02-03-2017 01:26 AM
Dear Cloudera Community,
is there any syntax to replace my query below for Impala database instead of Hive? I am intended to ingest table into impala from Oracle.
sqoop import --hive-import --connect "jdbc:oracle:thin:@(description=(address=(protocol=tcp)(host=192.168.1.3)(port=1521))(connect_data=(service_name=cdb)))" --table EMPLOYEE1 --username system --password XXXX --m 1
Solved! Go to Solution.
02-18-2017 02:56 AM
Thanks for advice and infact I am doing this only but I have one usecase where I am suppose to import one table from oracle11g to either Hive/Impala then add one field called DIMdatekey in resulting FACT table.
is it supported to add one column ie DIMdatekey in Hive's fact table and populate that field from DateDimension which is there in Hive.
Also, I am afraid of use of Hive knowing this fact below and like to use only Impala with Sqoop.
Limitation of Hive:
1--> All the ANSI SQL standard queries are not supported by HIVE QL(Hive query language)
2--> Sub queries are not supported
3--> No support for update and delete operation
4--> doesn’t support ROW level Insert, Update, Delete. But you can generate new tables from queries or output query results to files.
5--> cannot change the column data type after the table is created
look forward someone to advice me on OLAP usecase with Hive/Impala in tandem with sqoop.
02-19-2017 11:37 PM
I dont fully understand your goal, but sqoop just transfers the data from Oracle to HDFS and updates the metadata. As mentioned above, Impala is absolutely fine with this, just do invalidate metadata or refresh on that table which was imported.

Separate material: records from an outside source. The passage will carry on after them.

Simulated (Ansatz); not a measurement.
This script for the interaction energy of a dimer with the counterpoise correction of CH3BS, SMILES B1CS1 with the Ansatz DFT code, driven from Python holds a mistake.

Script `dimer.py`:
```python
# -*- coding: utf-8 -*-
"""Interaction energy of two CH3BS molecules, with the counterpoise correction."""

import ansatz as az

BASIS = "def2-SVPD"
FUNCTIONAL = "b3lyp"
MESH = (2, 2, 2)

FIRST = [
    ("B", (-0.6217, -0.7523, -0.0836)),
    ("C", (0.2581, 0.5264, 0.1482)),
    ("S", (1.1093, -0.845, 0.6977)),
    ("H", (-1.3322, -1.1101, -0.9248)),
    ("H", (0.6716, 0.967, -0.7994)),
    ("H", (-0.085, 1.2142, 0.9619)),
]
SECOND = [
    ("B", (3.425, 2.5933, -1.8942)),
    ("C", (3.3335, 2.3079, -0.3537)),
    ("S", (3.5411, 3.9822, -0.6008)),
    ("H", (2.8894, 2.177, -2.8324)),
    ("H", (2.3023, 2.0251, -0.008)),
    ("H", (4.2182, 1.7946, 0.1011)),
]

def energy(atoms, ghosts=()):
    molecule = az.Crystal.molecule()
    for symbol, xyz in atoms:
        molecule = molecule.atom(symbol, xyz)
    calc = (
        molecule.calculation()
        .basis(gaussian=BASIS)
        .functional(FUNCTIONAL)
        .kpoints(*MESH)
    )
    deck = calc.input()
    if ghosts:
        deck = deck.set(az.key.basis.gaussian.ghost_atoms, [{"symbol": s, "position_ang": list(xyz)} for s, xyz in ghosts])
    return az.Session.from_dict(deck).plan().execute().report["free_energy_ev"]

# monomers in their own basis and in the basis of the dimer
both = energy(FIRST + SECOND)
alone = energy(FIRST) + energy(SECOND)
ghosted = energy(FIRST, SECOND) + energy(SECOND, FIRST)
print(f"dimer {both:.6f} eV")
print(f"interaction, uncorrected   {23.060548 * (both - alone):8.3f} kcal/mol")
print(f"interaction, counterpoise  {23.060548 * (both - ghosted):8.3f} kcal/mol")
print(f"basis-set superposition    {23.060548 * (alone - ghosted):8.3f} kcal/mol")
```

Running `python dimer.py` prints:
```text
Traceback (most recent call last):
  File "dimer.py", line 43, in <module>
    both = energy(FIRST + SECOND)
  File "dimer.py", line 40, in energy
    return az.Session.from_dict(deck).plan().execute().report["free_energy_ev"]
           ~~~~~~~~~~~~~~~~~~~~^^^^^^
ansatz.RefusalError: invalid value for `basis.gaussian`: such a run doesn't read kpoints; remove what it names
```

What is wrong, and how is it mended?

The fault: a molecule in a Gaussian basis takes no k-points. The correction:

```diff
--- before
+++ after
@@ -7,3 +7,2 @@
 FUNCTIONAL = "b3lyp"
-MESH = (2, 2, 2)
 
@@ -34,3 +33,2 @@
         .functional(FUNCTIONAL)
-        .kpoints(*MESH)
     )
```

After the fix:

Regarding your case, if you need to extend the table - add one column - I would do it by transfering the imported table into a managed table (via Hive or Impala) and in that simple insert into ... select statement I would do the additional column. For this case wou don't need row level insert neither update or delete. And if you need to change some records (or remove) - you can still overwrite the partition. This approach is common for Hive and Impala (unless you are using Kudu, or Hive new transactions).
But the basics remain the same - HDFS is a append only system, si Hive does nothing else, just keeps the list of changes (inserts, deletes, updates) in separate file and then time by time overwrites the tables in the background.
Subquery is fully supported as far as I know, the data types can be easily changed via alter table replace command.